The Liberals’ taxing challenge

Posted on November 16, 2015 in Governance Debates – News/Politics/Politics Insider
Nov. 12, 2015.   Jeffrey Simpson

When Stephen Harper pondered the 2006 election – the one he would win with a minority government – he searched for a tax reduction that would catch voters’ imagination.

Prime Minister Paul Martin had cut taxes, but the public did not seem to have noticed. What Mr. Harper’s Conservatives needed was a tax cut – they wanted lower taxes and smaller government, after all – that Canadians would see, feel and appreciate. So was born the two-point reduction in what was then the goods and services tax. The Conservatives introduced it with much fanfare, dropping the tax in stages to 5 per cent from 7 per cent.

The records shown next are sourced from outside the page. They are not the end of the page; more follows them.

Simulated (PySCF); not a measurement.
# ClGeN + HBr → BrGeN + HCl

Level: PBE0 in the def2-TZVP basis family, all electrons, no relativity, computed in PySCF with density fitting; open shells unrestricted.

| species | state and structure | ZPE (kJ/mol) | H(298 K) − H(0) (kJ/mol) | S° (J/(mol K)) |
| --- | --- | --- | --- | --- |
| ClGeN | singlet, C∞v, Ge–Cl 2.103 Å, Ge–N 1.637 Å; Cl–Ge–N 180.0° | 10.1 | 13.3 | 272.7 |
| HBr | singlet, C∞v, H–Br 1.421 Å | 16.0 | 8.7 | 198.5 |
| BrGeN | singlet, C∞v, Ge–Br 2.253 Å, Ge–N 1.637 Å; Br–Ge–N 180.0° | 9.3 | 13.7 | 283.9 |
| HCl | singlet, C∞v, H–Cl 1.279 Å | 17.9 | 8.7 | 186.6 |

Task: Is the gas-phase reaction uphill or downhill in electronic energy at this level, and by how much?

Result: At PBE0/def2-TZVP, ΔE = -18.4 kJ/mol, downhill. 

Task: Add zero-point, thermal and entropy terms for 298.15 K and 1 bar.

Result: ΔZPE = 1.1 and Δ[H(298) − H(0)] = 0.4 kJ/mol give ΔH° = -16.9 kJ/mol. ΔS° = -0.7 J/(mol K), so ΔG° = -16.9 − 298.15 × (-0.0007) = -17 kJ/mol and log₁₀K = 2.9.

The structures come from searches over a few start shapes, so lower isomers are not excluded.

Almost every economist would have counselled against cutting the GST, because consumption taxes (with offsets for low-income people) dampen spending, whereas personal- and business-tax reductions encourage saving and therefore investment. Report after report from the Organization for Economic Co-operation and Development has recommended this way of proceeding.

But Mr. Harper was after votes, not sound economic policy. He won the 2006 election and cut the GST, and that cut has become so politically sacrosanct that neither of the opposition parties in the recent election would touch it.

The NDP offered a tax cut and new spending, paid for, or so the party thought, by higher corporate taxes on big companies. The Liberals offered an even bigger tax cut for the “middle class,” coupled with big spending increases, paid for in part by higher taxes on people earning more than $200,000 through the creation of a new 33-per-cent tax bracket.

This new bracket, when combined with provincial taxes, will push marginal tax rates for upper-income earners to more than 50 per cent (in some cases well above 50 per cent) in six provinces with well more than half of the Canadian population.

The change is supposed to bring an additional $3-billion to the federal treasury – money central to the Liberal fiscal plan, which calls for deficits in the first three years followed in year four by a balanced budget. This new tax, if it achieves its revenue-raising objective, will bring in half as much as a one-point increase from the GST.

The new government will make its tax changes quickly, but it will be probably three or four years before a serious analysis can be offered about the impact of the 50-per-cent-plus marginal tax rate for upper-income earners.

What can be predicted, because it has already started, is a boom time for accountants, tax lawyers and financial planners as clients, from family doctors to business executives, rush to seek advice on arranging their affairs to avoid or minimize the impact of the high rates.

The Liberals are convinced that most of these efforts will fail. Human ingenuity being what it is, and the tax code being as complicated as it is, we can only wait to see whether ingenuity defeats the government’s intentions.

We will also find out what impact such a high marginal rate has on mobility (a brain drain?) and on work incentives for those whose incomes hover around $200,000; more work for more income might be a declining incentive once the new tax bracket is reached.

The Liberals, had they been willing, could have proposed raising the GST back to 7 per cent, and had plenty of money to pay for their middle-class tax cut, offsets for low-income earners and spending in whatever configuration they chose.

Economists would have cheered, but not likely the voters. Instead, the Liberals targeted upper-income earners, while the NDP aimed at big corporations, both politically easier targets than consumers.

So there is no chance any time soon that the government will reverse the very bad Conservative government GST decision, which appears now to be carved in political stone. Nor does it appear likely that the Liberals will unwind the multiplicity of little tax credits the Tories littered throughout the tax system in the ceaseless search for votes from targeted groups.

However, maybe in a year or two when the Liberals’ campaign promises have been fulfilled, they might consider what is sorely needed: a group outside government examining the Canadian tax system that is now shot full with distortions. The group’s aim should be fourfold: simplification, fairness, economic competitiveness and growth.

It has been a long time since such an examination was done, and one is needed now.